UPDATE: Check out the comments, where reader J links to videos of a 3D-printed guitar and violin.It’s cool and INTENSE.
Last weekend I got to enjoy one of my favorite things in the universe: the Maker Faire, held each year in San Mateo, California, outside San Francisco.
The event, which draws 100,000 people each year (not counting the thousands who attend satellite fairs in NYC, Detroit, and other cities), was launched by Make magazine, the closest thing to a house publication for the international DIY movement. Adherents of maker culture — or just plain “makers” — are a loose aggregation of artists, geeks, hackers, Steampunks, subversive ETSY craftspeople, and others who embrace various facets of DIY culture. “If you can’t open it, you don’t own it” is one of many unofficial mottos. Another is “Void your warranty, violate a user agreement, fry a circuit, blow a fuse, poke an eye out…”

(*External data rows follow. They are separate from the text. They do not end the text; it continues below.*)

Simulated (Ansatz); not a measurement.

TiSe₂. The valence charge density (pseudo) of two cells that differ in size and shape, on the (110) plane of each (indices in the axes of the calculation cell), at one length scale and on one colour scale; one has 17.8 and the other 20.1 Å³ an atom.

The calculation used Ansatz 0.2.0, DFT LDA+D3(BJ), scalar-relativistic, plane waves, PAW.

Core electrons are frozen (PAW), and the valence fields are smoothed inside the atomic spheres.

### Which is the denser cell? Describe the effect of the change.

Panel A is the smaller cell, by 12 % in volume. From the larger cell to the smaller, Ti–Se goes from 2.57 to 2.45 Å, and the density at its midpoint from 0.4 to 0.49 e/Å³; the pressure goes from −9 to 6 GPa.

And who isn’t in favor of poking out a few eyes?
The Faire, now in its eighth year, is a joyous affair, assuming you derive joy from things like flashing Van der Graaf generators, 50-foot-tall kinetic sculptures that spew fire, the Faire’s iconic cupcake cars, and the sight of hundreds of cute kids learning to solder DIY projects at rows of workstations.
Each year there’s more new stuff than you can possibly consume, but even even amidst the ear-pounding experimental music and eye-pounding LED art, one development seemed to dominate: 3D printers are getting faster, smarter, and cheaper (as in, several DIY kits sell for less than $500). And it’s difficult to imagine them not changing how we will create and mod our musical instruments in the very near future.
I’m pretty much a 3D printing ignoramus — if you read this short Wikipedia article, you’ll know more than I do. The basic idea is, designers create 3D images using CAD (computer-assisted design) software. These are interpreted as many thin, horizontal slices, which the computer “prints”using liquefied plastic and other materials.
The current limitations are formidable: The inexpensive hobbyist models can still only print small objects (one-foot square, max, and usually less). They’re slow — printing a model can take many hours. They’re monochrome (though one vendor told me they’re working on a multicolor machine that mixes colors in the manner of an inkjet printer). And most entry-level models can create only light-duty plastic objects, though at least one company, Zen Toolworks, sells a $1,000 machine that can also etch metal, and can be fitted with an attachment to fashion wooden objects. (Some 3D printers use liquid compounds infused with metal to create objects that look and feel metallic, though for now, this exceeds the power of the lower-cost hobbyist machines).
It doesn’t take a vast amount of imagination to see all this leading to some very exciting DIY developments!
You don’t even need your own printer to play — service companies like Ponoko can fabricate objects for you from your digital designs. Even better, maker clubs in many cities pool resources via communal workspaces. (Here’s a fantastic list or maker spaces compiled by Make magazine.)
I don’t know about you, but I want to learn more about this stuff for music/DIY applications! I’ve signed up for some classes at San Francisco’s TechShop. It’s a liberating experience for a guy who never got to use the cool machines in middle school shop class, because I spent the whole semester struggling with the the first project, a 6″ x 4″x 1″ block of wood. While other kids were making baseball bats and lamp stands on the lathe, I was laboring away at “Block, rev. 97.” I’ll let you know how it goes, assuming I emerge from the workshop with sufficient typing fingers.
Anyone out there have experience with this stuff? Any thoughts about how it might apply to music, instrument making/hacking, and other risky behaviors? Please share your smarts!